Distilling the Best Practices for Sustainable City Planning

6 December 2009 - 1:00pm

Planner Alex Aylett discusses the challenges municipalities face when trying to create a successful sustainability plan, and how to overcome them with a new toolkit that takes cues from New York City's PlaNYC.

More cities and counties are eager to create sustainability plans that bring together their environmental, economic, and social initiatives under one holistic vision. But the process can be daunting and complex, especially for cash-strapped jurisdictions with small staffs.

Fortunately, big cities like New York, with its renowned PlaNYC sustainability plan, have blazed the trail by developing a winning process for creating a plan that sets ambitious but achievable goals that are measured and reported over time. The best practices pioneered by New York have been studied and distilled in a Sustainability Planning Toolkit from ICLEI-Local Governments for Sustainability USA.

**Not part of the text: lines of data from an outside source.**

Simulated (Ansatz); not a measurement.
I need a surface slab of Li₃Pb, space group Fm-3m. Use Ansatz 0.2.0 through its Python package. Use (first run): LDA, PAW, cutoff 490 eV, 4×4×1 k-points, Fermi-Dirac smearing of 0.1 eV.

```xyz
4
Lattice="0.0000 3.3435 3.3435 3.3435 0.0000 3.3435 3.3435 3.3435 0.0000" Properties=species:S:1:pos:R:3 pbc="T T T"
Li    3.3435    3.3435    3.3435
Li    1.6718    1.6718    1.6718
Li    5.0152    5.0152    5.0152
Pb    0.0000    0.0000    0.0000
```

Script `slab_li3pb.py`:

Alex Aylett at Worldchanging reviews the toolkit and delves into the biggest challenges local government staff face as they begin to develop their sustainability plans: how to create and sustain political will, hire a sustainability coordinator, build a planning team, engage diverse stakeholders in the planning process (from city hall departments to community leaders, academics, and ordinary citizens), and manage a sprawling process centrally.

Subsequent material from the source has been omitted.